Roger Zimmermann and three other panelists during a roundtable discussion at the
Video on the Net conference. The
successful inaugural event of Video on the Net was held at the Boston Convention
and Exhibition Center (BCEC)
from September 12 through 14.
Panelists Patrick Norton, Michael Weiss, Roger
Zimmermann, and Bram Cohen (from left). (c) pulvermedia.
The purpose of the forum was to examine the effects of the broadband Internet
on the movie, TV and broadcast industries. Organized by pulvermedia, the
conference was established as part of the Fall 2006
VON conference. VON, originally short for Voice on the Net, is a forum that
is held bi-annually during spring and fall in the United States, as well as
annually in Europe, Mexico and other locales. Initiated by legendary Internet
pioneer Jeff Pulver in 1996, the VON conference (then called "The Talking Net")
helped to define and shape a new industry over the last decade during which VoIP
(Voice over IP) has evolved from an obscure technical acronym to a household
word. Video on the Net was a logical extension of VON as video distribution
over the Internet has taken off during the last few years.

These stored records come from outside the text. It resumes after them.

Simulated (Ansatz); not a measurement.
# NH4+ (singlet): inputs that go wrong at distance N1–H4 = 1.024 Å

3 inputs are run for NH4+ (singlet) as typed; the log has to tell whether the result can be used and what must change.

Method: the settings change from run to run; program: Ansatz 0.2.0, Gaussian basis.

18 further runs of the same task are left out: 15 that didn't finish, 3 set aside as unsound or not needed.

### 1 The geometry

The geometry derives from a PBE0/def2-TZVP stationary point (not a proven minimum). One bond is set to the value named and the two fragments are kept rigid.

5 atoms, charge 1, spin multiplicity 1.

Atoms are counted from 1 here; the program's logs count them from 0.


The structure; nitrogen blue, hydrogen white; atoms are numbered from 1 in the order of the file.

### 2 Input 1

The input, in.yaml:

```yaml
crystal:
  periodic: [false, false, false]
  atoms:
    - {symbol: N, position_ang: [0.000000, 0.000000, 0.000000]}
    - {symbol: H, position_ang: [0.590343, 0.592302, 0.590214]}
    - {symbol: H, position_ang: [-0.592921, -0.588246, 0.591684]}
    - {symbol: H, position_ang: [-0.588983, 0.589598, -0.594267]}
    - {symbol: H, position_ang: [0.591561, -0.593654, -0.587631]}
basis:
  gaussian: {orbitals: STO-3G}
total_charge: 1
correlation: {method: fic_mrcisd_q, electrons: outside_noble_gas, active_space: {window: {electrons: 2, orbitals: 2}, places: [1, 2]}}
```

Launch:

The other participants on the panel included Bram Cohen, CEO and co-founder
of BitTorrent, Michael Weiss, CEO of StreamCast Networks, and moderator
Patrick Norton, executive producer of Ziff
Davis Media.
Noting that video over the Internet is a disruptive technology for the movie,
TV and broadcast industries, the panel agreed that network bandwidth is one of
the key issues going forward. Compute power and storage are now affordable,
even for large video distribution sites. Bandwidth, however, is still
expensive. As an example Weiss mentioned the popular YouTube site and its nearly $1 million monthly
network bill. While YouTube has some deep-pocketed partners, smaller businesses
may have a difficult time to break even in such an environment. The fundamental
concept of peer-to-peer algorithms, which utilize the aggregate bandwidth of
users in a network, has the potential to change this equation and remove the
bandwidth bottleneck from central sites.
One of the key questions is how to monetize video on the Internet, as the
free sharing of copyrighted material has been struck down by the courts. While
popular movies and TV shows can demand a high enough per-download price for a
sustainable business model, more specialized videos may need to be offered at a
lower cost. It was the consensus of the panel that "The Long Tail" of less
popular videos can only be distributed cost-effectively with a peer-to-peer
model, which has legitimate uses beyond the recent crop of file-sharing
networks. To further lower the cost charged to customers, on-line advertising
can be a significant source of revenue.
All of the participants have a background in media and p2p technologies.
Bram Cohen is the designer of the popular BitTorrent protocol and Streamcast
Networks is the originator of the Morpheus network. Zimmermann has worked on
video streaming for more than a decade, designing some of the fundamental
algorithms of media distribution architectures. The Yima
media server developed at IMSC became the foundation of the pioneering Remote Media Immersion (RMI) system. RMI, a
breakthrough in Internet technology, demonstrated high resolution, big-screen
digital video streaming and multichannel audio at a time when broadband was
still in its infancy.
Recently Zimmermann has focused on peer-to-peer large-scale group
communications. For example, his team designed the ACTIVE protocol that
combines advantages of a centralized approach with the decentralized nature of a
p2p topology. It is specifically designed for live media streaming, something
that he expects to become much more prevalent on the Net in the future.